Revert "Mount cgroups in the container" #30

crosbymichael · 2014-06-17T18:44:37Z

We need to think about this more before enabling this change. It is blowing up with read only filesystem errors when running nested containers ( docker's privileged usecase ) and we need to make sure this is something we want people depending on always being there in the future.

This reverts commit b441dfa.

Docker-DCO-1.1-Signed-off-by: Michael Crosby michael@docker.com (github: crosbymichael)

This reverts commit b441dfa. Docker-DCO-1.1-Signed-off-by: Michael Crosby <michael@docker.com> (github: crosbymichael)

crosbymichael · 2014-06-17T18:47:09Z

ping @vmarmol

vmarmol · 2014-06-17T18:54:07Z

LGTM

vmarmol · 2014-06-17T18:56:04Z

Yeah, for that usecase Docker will want these to be mounted RW. I think it makes sense to do that. Do we know if that will fix the issues?

crosbymichael · 2014-06-17T18:59:49Z

Not just docker but there are existing users that are mounting the full cgroup fs in containers at that same location.

I think we will have to rethink how we want to set this up and make it so the user can configure the options to mount this in as RO or RW and not force a default.

I think the goal is nested containers right?

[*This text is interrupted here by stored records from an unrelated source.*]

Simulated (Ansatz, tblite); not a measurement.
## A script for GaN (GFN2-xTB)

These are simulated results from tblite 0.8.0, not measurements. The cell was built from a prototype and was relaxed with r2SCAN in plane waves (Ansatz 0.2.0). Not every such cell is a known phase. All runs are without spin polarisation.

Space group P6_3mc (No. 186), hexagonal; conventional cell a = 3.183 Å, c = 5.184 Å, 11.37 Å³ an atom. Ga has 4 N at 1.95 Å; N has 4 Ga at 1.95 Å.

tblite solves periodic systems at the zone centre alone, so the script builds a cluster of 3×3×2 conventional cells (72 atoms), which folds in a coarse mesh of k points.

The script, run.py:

Revert "Mount cgroups in the container"

vmarmol · 2014-06-17T19:04:28Z

Yes, the goal is nested containers.

We can probably do a split where we mount your container RW and everything else RO. Also provide a flag to mount "everything else" RW (in the case of some supervisor container).

alexlarsson · 2014-06-17T19:55:24Z

Well, one goal is nested containers. Another goal is running e.g. systemd or other cgroups using apps. For instance, reading back cgroups performance stats for your own processes.

alexlarsson · 2014-06-17T19:56:43Z

For possible options to do this, see what lxc 1.0 exposes for this: https://qa.linuxcontainers.org/master/current/doc/man/lxc.container.conf.5.html, the lxc.mount.auto option.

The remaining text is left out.